Moment of inertia of a disc of mass '$$M$$' and radius '$$R$$' about any of its diameter is $$\frac{M R^{2}}{4}$$. The moment of inertia of this disc about an axis normal to the disc and passing through a point on its edge will be, $$\frac{x}{2}$$ MR$$^{2}$$. The value of $$x$$ is ___________.
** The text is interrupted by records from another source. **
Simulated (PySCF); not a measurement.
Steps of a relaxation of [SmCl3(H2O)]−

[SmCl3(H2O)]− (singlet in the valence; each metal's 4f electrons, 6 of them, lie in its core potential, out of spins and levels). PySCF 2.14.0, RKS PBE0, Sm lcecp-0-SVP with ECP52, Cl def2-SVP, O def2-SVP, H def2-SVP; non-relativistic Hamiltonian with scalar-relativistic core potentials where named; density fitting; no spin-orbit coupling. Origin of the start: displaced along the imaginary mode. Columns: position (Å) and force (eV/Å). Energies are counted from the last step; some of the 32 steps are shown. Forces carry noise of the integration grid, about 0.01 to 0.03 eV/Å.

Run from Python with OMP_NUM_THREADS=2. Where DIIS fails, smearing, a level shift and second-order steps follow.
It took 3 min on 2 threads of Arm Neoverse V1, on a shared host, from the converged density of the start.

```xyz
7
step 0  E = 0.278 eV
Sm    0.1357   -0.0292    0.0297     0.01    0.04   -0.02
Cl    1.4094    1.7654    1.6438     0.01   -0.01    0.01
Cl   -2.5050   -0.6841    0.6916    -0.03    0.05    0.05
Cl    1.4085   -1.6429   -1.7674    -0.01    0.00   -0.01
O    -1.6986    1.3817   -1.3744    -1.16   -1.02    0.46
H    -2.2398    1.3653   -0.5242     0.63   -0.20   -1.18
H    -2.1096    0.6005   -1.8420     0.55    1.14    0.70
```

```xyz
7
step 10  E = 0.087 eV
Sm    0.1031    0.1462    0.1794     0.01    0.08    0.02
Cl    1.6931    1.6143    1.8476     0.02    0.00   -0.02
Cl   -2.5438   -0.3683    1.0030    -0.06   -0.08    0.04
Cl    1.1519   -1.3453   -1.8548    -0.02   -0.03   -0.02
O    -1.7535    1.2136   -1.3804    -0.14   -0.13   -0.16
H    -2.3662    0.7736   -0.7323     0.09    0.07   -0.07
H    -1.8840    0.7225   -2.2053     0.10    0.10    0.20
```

A solid cylinder is released from rest from the top of an inclined plane of inclination $$30^{\circ}$$ and length $$60 \mathrm{~cm}$$. If the cylinder rolls without slipping, its speed upon reaching the bottom of the inclined plane is __________ $$\mathrm{ms}^{-1}$$. (Given $$\mathrm{g}=10 \mathrm{~ms}^{-2}$$)
A uniform disc of mass $0.5 \mathrm{~kg}$ and radius $r$ is projected with velocity $18 \mathrm{~m} / \mathrm{s}$ at $\mathrm{t}=0$ s on a rough horizontal surface. It starts off with a purely sliding motion at $\mathrm{t}=0 \mathrm{~s}$. After $2 \mathrm{~s}$ it acquires a purely rolling motion (see figure). The total kinetic energy of the disc after $2 \mathrm{~s}$ will be __________ $\mathrm{J}$ (given, coefficient of friction is $0.3$ and $g=10 \mathrm{~m} / \mathrm{s}^{2}$ ).